St. Rose of Lima was the first canonized saint of the New World.

Warren said...

I bought a copy of the 4 volume Liturgy of the Hours, in 2004. They were printed in 2001. And yet, they list St. John Neumann, canonized in 1971, as "Blessed".

Now, with the ICEL revised texts taking "too long" in some people's minds, I point you to the ICEL and Catholic Book Publishing's glacial progress in updating the LOTH. 30 years, and the US and Canada have many new saints added to the calendar, and how many of them are absent our LOTH books?

Warren

Warren said...

Can you post what you know about Martyr Datian? I can find no reference, other than to a Datian who was a roman ruler, and torturer of Christians in the 4th century. Did he later convert? Or is this a different Datian.

Warren

Michelle said...

Out come the pedants...St. Elizabeth Ann Seton (not Seaton) says she who's first wedding was celebrated in a church by that name!

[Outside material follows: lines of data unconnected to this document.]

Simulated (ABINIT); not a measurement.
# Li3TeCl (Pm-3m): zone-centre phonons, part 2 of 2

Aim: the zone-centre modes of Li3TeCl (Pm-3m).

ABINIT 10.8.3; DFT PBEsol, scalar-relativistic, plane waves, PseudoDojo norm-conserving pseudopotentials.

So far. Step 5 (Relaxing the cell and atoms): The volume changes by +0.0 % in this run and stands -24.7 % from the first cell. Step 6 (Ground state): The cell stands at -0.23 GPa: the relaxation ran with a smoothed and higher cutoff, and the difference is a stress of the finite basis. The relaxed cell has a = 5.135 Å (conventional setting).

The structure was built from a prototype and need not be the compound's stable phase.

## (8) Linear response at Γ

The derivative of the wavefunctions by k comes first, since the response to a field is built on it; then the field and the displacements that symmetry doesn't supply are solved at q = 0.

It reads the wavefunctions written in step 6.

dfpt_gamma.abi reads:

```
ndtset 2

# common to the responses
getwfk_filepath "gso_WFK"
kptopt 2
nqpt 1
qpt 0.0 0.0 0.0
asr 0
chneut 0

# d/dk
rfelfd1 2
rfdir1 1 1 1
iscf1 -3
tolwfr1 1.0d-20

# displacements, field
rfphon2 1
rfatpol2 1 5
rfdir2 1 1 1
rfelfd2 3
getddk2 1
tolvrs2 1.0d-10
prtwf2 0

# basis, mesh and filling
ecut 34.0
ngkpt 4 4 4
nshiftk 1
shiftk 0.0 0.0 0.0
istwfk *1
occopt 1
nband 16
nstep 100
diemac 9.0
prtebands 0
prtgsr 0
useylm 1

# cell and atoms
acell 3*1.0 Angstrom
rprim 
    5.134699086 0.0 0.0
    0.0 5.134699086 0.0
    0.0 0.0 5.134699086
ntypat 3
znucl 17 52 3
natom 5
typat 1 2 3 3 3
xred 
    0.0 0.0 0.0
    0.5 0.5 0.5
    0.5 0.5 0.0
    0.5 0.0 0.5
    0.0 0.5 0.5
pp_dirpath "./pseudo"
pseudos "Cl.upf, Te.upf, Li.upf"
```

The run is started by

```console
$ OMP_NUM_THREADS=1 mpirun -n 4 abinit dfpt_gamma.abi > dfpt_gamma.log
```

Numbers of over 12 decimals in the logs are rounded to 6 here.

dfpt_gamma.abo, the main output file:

But I didn't know either of the relic answers...why did they end up here?

Anonymous said...

i've visited Saint Datian at Most Holy Redeemer Church. i, too, can't find information on him other than what is listed above.

Anonymous said...

St. Datian was the jailor of St. Vincent of Sarragasso Martyred in 304. Datian, also spelled Dacian who had ordered Vincents torture,instantly converted when a beam of light blew the doors to the dungeon and Vincent's cell and angels surrounded him as he died. Datian was later martyred himself.
I have often visited St. Datian myself and find it sad that the story of a fellow christian who was so highly regarded as to have been declared a Saint has been erased from institutional memory of the Church.